When Croatia and Serbia meet tomorrow night at the Maksimir Stadium in Zagreb, the three points on offer for World Cup qualification in Group A are a mere subplot as the two nations meet for the first time since 1999.
The tie has already been dubbed the ‘match of the decade’ by the media and that’s hardly a surprise given the political and historical nature of the two countries especially as the memories of the war are still fresh.
34,000 tickets were sold within hours of the game being announced and although away fans (Serbia) have been banned there are still massive security concerns.

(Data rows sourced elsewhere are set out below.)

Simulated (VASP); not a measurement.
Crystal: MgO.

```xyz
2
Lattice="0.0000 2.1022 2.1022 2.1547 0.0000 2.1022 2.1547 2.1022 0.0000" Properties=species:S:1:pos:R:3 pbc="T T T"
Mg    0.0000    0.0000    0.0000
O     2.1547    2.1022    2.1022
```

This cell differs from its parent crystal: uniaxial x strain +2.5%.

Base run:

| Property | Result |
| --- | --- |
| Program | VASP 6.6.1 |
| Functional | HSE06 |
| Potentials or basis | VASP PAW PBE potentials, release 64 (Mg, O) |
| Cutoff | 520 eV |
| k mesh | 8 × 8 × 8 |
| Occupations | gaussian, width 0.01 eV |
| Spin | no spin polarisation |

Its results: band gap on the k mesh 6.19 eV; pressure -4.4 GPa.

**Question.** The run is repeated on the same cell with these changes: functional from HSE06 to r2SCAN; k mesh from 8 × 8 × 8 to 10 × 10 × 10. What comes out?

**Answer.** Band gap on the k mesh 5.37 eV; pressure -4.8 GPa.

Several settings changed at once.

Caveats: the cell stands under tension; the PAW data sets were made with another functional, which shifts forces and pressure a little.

Croatia’s declaration of independence in June 1991 from the former Yugoslavia sparked the four-year war and claimed an estimated 20,000 lives with both sides claiming atrocities were committed on each other.
Many believe that the catalyst for this conflict began in the Maksimir Stadium on May 13, 1990 though. In a league match, Zagreb and Red Star supporters rioted and Dinamo midfielder Zvonimir Boban became a hero for Croatian nationalists by kung-fu kicking a police officer who was beating a home fan with a truncheon.
Here in the America it’s almost impossible to imagine just how horrific those 4 years were as families, neighbors, towns and villages were split apart.
Croatia captain Darijo Srna has described the game as his “most difficult match” while Serbia goalkeeper Vladimir Stojkovic said: “This is not only just about points …
“It’s about rivalry, prestige – and about something that will mean a lot more to some fans than to us players.”
One man who lived and played through the conflict was Sinisa Mihajlovic, the legendary hard man who kicked opponents almost as hard as his stunning free kicks.
Now the head coach of Serbia, this must read piece takes you inside his head and to the time when teammates became enemies.
Relationships between the two countries has gradually improved over the last few years but this is till considered a high risk match as Balkan football is still heavily linked to ultra-nationalist hooligans.
UEFA will be closely monitoring the game and the return leg on September 6 after warning both countries’ football federations about the need to tackle hooliganism.
I for one hope that tomorrow night we’re talking about a fantastic atmosphere and an even better game of football and nothing else.